Within the first ten seconds of opening track 'Want U Back' the entirety of Lloyd’s persona is conveyed to you through a series of vocalisations, a growl here, a giggle there, and before she’s started singing you’re already aware that you’ve got a lovable rebel on your hands. The track follows traditional pop architecture and features a saccharine mix of bubble-gum synths and scratchy guitars that have now become mainstream pop’s weapon of choice when it comes to ‘summer jams’ (see also: Nicki Minaj – 'Starships,' Rita Ora – 'How We Do'), and as that title would suggest, recounts a relationship which the starlet regretted ending.
The high-production pop album flirts with hip-hop and dub step elements throughout its course and even sees Lloyd rapping on a number of tracks. Lyrically, the net is cast wide, with content ranging from boy-crazed love confessions ('With Ur Love'), anthems for BFFs ('Oath'), and the ever-popular topic of ‘haters’ (featured in a number of tracks, including the truly dire 'Swagger Jagger'), all falling under the umbrella of “things that teenagers think about” whilst never really engaging with something too emotionally profound. The sheer effort that has gone into keeping the record free of that ‘parental advisory’ tag whilst trying to maintain Cher’s rebellious persona is something to be commended in itself. Techniques range from the classic: “only saying the beginning of the swear word”, the popular: “repeating an inoffensive word twice” (“we don’t give a what what you say”), to my personal favourite: “saying the offensive word but dropping its pitch, rendering it incomprehensible”.

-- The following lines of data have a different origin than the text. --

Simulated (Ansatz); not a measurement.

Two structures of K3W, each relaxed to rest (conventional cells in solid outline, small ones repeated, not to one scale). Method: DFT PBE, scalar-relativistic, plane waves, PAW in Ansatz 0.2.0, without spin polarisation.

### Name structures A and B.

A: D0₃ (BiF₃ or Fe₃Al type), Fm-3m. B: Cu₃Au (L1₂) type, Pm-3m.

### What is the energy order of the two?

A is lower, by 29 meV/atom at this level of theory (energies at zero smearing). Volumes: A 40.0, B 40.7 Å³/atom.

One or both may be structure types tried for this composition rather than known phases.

There are moments of pure pop brilliance: 'Playa Boi' is a Gaga-esque dance floor anthem complete with multiple-part vocal harmonies, pounding kick-drum and maximalist J-Pop style synthesizers. 'With Ur Love' features bouncing bass rhythms and a chorus that is crisp and diamond-sharp, it’s the straight-up pop moments like this that really showcase the artist’s vocal talents as well as being the most sonically rewarding. The more ‘urban’ tracks are where the record falls short, the forays into grime and hip-hop seem insincere, these are genres that require a bit more life experience to be delivered with conviction, and in this case seem reflect a 30-year-old producer’s depiction of teen angst rather than that of Cher Lloyd herself.
Overall, the risk/reward ratio throughout Sticks & Stones is pretty consistent, for every disappointing dub step or grime flirtation, you're rewarded with a piece of pop greatness. There are moments when the lyrics seem to be filling a gap in the music rather than communicating any information, but then again, that could be partially to do with the fact that her target audience doesn’t really include 25-year old, male reviewers.
Sticks & Stones is out now via Epic/Syco Music.